A couple reasons for this. First, the Lakers want to keep that trade chip to potentially use in a trade for a player that significantly raises their championship prospects, which it is not believed Wall does. Second, there's a lot of ego involved here. It won't be a flattering look for the front office that gave up so much for Westbrook in the first place to turn around and give him up for so little.
From Stein's newsletter:
Yet there are also major optics concerns for the Lakers. Team officials, sources say, do not want to pay a premium to move on from Westbrook so soon after the Lakers gave up so much to get the Los Angeles native. Remember: They had to send Kyle Kuzma, Kentavious Caldwell-Pope, Montrezl Harrell and the No. 22 pick in last July's draft to Washington after James and Davis encouraged the Lakers' front office to go all-in for Westbrook rather than proceed with GM Rob Pelinka's plans to trade for Sacramento's Buddy Hield.
Barring the emergence of an expanded trade construction that involves three or more teams, or allows for a Westbrook-for-Wall exchange without including the precious draft pick, L.A.'s clear preference, sources say, is to bank on Westbrook finding another gear in the second half like he did for the Wizards last season. It likewise must be noted in fairness that the Lakers, who awoke Wednesday mired at No. 8 in the West at 24-24, have had James, Davis and Westbrook healthy and in uniform together for only 16 of those 48 games.
ESPN's Ramona Shelburne quoted a team source on Tuesday as saying that giving the Lakers' new star trio the runway of a full season to find their collective footing "is the only option."
To state the obvious: The Lakers would be far better off had they made the trade for Hield, or even simply kept KCP and Kuzma, than they are with Westbrook -- and this is to say nothing of their cheaping out on Alex Caruso in large part because of the money they sunk into Westbrook (although they still could've paid Caruso).
Now, you can understand the Lakers not wanting to give up that 2027 first-rounder, particularly for Wall, who likely won't change their prospects all that much more than Westbrook (although I do think Wall would be better for them).

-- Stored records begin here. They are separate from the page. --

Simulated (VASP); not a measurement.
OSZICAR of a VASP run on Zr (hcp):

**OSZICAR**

But to make it about ego, to not want to admit the mistake of trading for Westbrook in the first place by paying a tax to get off him (if they do indeed have that opportunity), is the wrong move.
You see this in professional sports all the time. A team will stick with a player longer than they should just because they gave that player more money than they should've, compounding their mistake rather than cutting the losses of it. If the Lakers, in any way, believe Wall can help them more than Westbrook, and there are no other trades out there, they need to strongly consider the move.
Because you don't waste LeBron years at this point, particularly with the way he's playing this season. Making the Westbrook trade was a bad idea all along. Everyone except the Lakers knew that. If there's a way they can get out of it, they should. Unfortunately, it doesn't sound like there is, so the Lakers are back to closing their eyes and hoping Westbrook turns into a different player than he's been for the last half decade.